A class action lawsuit filed in Johnson County District Court claims former Barnstormers coach Greg Stephen invaded players’ privacy and that the Amateur Athletic Union failed to stop his behavior.
The unnamed plaintiffs in the lawsuit include all the Barnstormers players who traveled with the team from 2005 to now and stayed in hotel rooms that were reserved by Stephen. He frequently arrived to the hotel rooms early so that he could place hidden cameras in the bathrooms.
The lawsuit alleges the Barnstormers program was negligent in its hiring and supervision of Stephen. The program didn’t establish or enforce procedures, policies or protocols to supervise Stephen’s frequent interaction with the youth players.
“Preventing harm to children should be the paramount goal of youth sports groups,” Des Moines lawyer Guy Cook, who is representing one of the plaintiffs, said.
Last month, Stephen pleaded guilty to five counts of sexual exploitation of a child and transportation and possession of child pornography. He also admitted that he secretly recorded players showering and taking off their clothes in hotel rooms and posing as teen girls to persuade the boys to send him explicit videos.
“We are absolutely sickened by the scope of this disgusting predator,” said the father of one of the plaintiffs. “He took away trust, innocence and created nightmares for years to come of a generation of kids who don’t deserve any of this. The Barnstormers organization is culpable in this and must take responsibility for their part.”
Jamie Johnson, who founded the Barnstormers in 2005, said that he hasn’t received a copy of the lawsuit yet and can’t comment on specific allegations.

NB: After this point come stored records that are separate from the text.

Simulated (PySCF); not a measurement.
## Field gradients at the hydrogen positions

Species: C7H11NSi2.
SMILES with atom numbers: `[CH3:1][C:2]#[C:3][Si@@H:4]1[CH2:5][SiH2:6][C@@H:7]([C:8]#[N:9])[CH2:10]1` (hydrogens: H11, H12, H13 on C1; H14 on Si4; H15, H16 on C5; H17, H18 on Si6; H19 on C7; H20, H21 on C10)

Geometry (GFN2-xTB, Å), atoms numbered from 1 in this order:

“We had no knowledge of anything related to the allegations until the evidence was discovered by a third party,” Johnson said. “At the time, the club took immediate action to remove Mr. Stephen from any involvement with the club, severing all ties.”
Cook said that he anticipates the damages in the lawsuit to exceed $10 million. This includes compensatory damages to repay the injury caused to the victims and punitive damages.
“It’s both monetary compensation,” Cook said, “and getting the attention of youth sports organizations to change how they conduct themselves.”